One of the most surprising and powerful performances is newcomer Lupita Nyong'o as Patsey, who becomes Epps' (Fassbender) romantic interest only to be foiled by his wife (Sarah Paulson). While Chiwetel Ejiofir carries the movie to phenomenal heights, it is important to note the other side. Patsey may be treated as a love interest, but only in the way that feels shameful and abusive. Mrs. Epps refuses to give her liberties and Mr. Epps whips her for buying soap. She is an innocent character with which vengeance is thrust upon simply because Mr. Epps' lust knew no boundaries. It is tragic and sick and provides some of the film's most shocking, memorable moments. It also helps Fassbender to turn in one of the most electrically charged performances of his career. He almost seems to exude anger without effort. He is fearful and as Northup described him in the book, a perfect incarnation of the devil. 

Set alongside beautiful still imagery of the swamps and fields of Louisiana, the story progresses to the triumphant conclusion slowly. Thanks to Ejiofir's deeply passionate and reserved performance, the story plays more as a journey through hell but with passion and humanity lying under the brim. The story survives on his strength of will and the captivating supporting cast that almost seem to be equal parts shocking as they are iconic. The film is live with energy and becomes meditative on the concept of humanity, choosing to ask the viewer what was so appealing about slavery in the first place. McQueen's vision isn't necessarily gruesome, though it uses realistic torture to signify emotional beats quite effectively. It paints a time in America's history and brings it to life in unimaginable ways. It is bleak, tragic, but most of all, it is a great example of how even in times of peril, triumph of the will can carry someone the whole way. 

Left to right: Michael Fassbender and Sarah Paulson
It was impossible for this film not to live up to the hype. While it could largely be due to my adoration of McQueen's previous effort Shame, this film was one of my most anticipated of the year. Somehow, the result almost seems like a passionate letter to a time which time forgot. With Quentin Tarantino causing controversy for turning it into a playground, slavery hasn't had a proper treatment in recent cinema, save for a hackneyed job by Lincoln. It almost feels like McQueen saw these films and created this as a response. It is one of the best movies of the year and probably will go down as his magnum opus. A film that is so powerful and relevant that as time goes on, it will only seep more into the culture. Even if Lincoln is safer, 12 Years a Slave works because it is honest and artistic without drawing attention away from its subject.

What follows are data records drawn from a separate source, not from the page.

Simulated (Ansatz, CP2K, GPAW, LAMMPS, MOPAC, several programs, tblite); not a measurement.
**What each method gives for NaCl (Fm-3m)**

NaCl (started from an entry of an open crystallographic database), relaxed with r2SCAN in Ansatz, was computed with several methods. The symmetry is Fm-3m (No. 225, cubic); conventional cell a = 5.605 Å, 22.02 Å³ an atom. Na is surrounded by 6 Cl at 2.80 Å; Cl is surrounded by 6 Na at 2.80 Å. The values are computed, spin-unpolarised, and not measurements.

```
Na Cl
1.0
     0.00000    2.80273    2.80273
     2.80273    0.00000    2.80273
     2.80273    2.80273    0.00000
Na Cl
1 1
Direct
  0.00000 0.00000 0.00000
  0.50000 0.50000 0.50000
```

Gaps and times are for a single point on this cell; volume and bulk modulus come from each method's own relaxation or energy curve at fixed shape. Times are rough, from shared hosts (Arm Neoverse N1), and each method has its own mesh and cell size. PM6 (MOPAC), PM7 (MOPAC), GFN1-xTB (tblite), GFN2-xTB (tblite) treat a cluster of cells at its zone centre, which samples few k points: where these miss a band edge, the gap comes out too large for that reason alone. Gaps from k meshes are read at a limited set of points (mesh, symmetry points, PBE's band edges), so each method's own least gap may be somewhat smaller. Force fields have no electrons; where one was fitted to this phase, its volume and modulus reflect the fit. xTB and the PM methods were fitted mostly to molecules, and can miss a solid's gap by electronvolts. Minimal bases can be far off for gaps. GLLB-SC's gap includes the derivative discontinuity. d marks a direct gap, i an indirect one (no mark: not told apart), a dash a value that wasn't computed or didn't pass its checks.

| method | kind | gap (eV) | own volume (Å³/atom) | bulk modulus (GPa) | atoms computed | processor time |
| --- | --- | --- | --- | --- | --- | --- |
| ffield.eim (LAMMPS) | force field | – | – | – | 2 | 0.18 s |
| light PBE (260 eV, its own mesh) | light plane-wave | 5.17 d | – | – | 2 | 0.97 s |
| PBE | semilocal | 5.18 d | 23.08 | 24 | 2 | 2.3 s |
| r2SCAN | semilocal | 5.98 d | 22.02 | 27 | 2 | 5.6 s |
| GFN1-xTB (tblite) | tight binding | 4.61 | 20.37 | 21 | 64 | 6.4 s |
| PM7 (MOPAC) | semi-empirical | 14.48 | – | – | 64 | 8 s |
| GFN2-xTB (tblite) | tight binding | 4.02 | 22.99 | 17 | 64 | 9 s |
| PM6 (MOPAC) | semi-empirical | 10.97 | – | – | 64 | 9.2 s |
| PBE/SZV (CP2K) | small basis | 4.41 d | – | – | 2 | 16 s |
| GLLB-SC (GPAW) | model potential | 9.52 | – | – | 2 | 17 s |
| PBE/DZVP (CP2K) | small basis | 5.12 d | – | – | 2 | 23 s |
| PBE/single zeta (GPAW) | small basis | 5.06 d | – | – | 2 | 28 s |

McQueen stated that the story was very personal to him and as a result, he wanted to make a film that reflected the slave trade honestly. He has always been a little outside of the box when it came to cinema, though he has always addressed important topics from IRA Hunger Strike (Hunger) to sex addiction (Shame). I was surprised not only by the actors selected in the project, but by how transcendent and accessible the film is without losing his style. The passion is there and brings to life events that are questionable, but done not as exploitative, but depictions for the discomfort that they actually caused. There's scenes of lynching and whipping that draw emotions so viscerally that commentary would only ruin it. McQueen is a master of the moment and realism, and that is the film's defining achievement.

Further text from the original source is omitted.